Moral awareness is the ability to detect and appreciate the ethical aspects of a decision that one must make.

Discussion Questions

1. It was Albus Dumbledore in Harry Potter who said “You see what you expect to see, Severus.”  Can you think of a situation where that has been true for you and perhaps caused you to miss something important?

2. Watch Daniel Simons’ videos on selective attention, such as: youtu.be/vJG698U2Mvo or youtu.be/FWSxSQsspiQ — What did these videos tell you about selective attention?

3. Would you agree that if you have your ethical antennae up that you will be more likely to detect an ethical issue you face than if you are focusing completely on pleasing your boss, being part of your team, or perhaps meeting a production quota?  What does that tell you about how you have to approach your job if you wish to be a moral person?

4. Who should be primarily responsible for keeping ethical considerations in your frame of reference as you make decisions in the workplace?  Your boss?  Or you?  Why?

5. If you do not see the ethical dimensions of a question that you must resolve and you are fortunate enough to accidentally make the correct ethical choice, have you really acted ethically?

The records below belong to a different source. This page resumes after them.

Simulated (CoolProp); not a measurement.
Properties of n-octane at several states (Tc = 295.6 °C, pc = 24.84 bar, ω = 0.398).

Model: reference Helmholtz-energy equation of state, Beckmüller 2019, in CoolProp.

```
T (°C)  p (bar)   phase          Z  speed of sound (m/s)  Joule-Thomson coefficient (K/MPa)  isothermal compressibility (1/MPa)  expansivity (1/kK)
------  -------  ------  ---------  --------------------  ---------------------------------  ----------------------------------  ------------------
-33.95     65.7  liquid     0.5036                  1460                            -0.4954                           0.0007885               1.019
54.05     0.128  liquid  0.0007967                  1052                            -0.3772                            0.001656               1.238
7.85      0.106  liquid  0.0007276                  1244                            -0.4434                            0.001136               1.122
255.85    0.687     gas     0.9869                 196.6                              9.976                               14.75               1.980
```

6. Think about the last time that your gut told you not to do something.  Was it right or wrong?

7. For one of the people in the video, relying on her gut failed her in matters of personal relationships.  For another, relying on his gut helped him reach the right solution regarding the identity of a car bomber.  What lessons can we draw from these two experiences?

8. Has the desire, articulated by one of the speakers in the video, to trade future pain for present happiness ever caused YOU to do something unwise?  Something immoral?

Teaching Notes

This video introduces the behavioral ethics concept known as moral awareness. Moral awareness is the ability to detect and appreciate the ethical aspects of a decision that one must make. Moral awareness is the first step to acting ethically. If in their personal or professional lives people do not recognize the ethical dimensions of an issue they face, they may act unethically without even realizing it. The most significant problem here is attentional. People can become so focused on pleasing the boss, on being part of the team, or producing goals that the ethical dimensions of an issue can fade from view.

Every person has the responsibility to keep ethics in his or her frame of reference when evaluating decisions that must be made. Unless people pay attention, they may conclude that a plan of action is the right thing to do because it helps their firm meet production goals without even considering whether that plan of action violates the law or will adversely impact people outside the company.

People must intentionally and consciously try to always keep ethical issues in their frame of reference. But they should also remember that they are hard-wired to make ethical judgments in certain settings and should never ignore “gut feelings” that can be a hint that the intuitive system of their brains spots an ethical issue that their conscious mind may have overlooked.

This video is the first of a four-video package that addresses how people can be their best selves. Looking at the entire process, it seems sensible to conclude that a person who wishes to act ethically must (1) recognize ethical issues when he or she runs across them (this video, Moral Awareness); (2) have the ability to reach a defensible resolution of the question as to what is the right thing to do in that setting (see Moral Decision Making); (3) desire to do the right thing (see Moral Intent); and finally, (4) be able to act on that intent (see Moral Action). The four videos in this package address these four aspects of leading a moral life. As the video notes, these four steps were originally enunciated by Professor James Rest and colleagues, although they have been adapted slightly in these four videos.

To learn about related behavioral ethics concepts, watch Ethical Fading and Moral Myopia.

This case study on this page, “Teaching Blackface: A Lesson on Stereotypes,” illustrates the importance of moral awareness when teaching about stereotypes and history. For a case study about how a young lawyer’s lack of moral awareness led to his role in the Watergate break-in, read “Krogh & the Watergate Scandal.”

Terms defined in our ethics glossary that are related to the video and case studies include: ethical fading, moral myopia, moral reasoning, and morals.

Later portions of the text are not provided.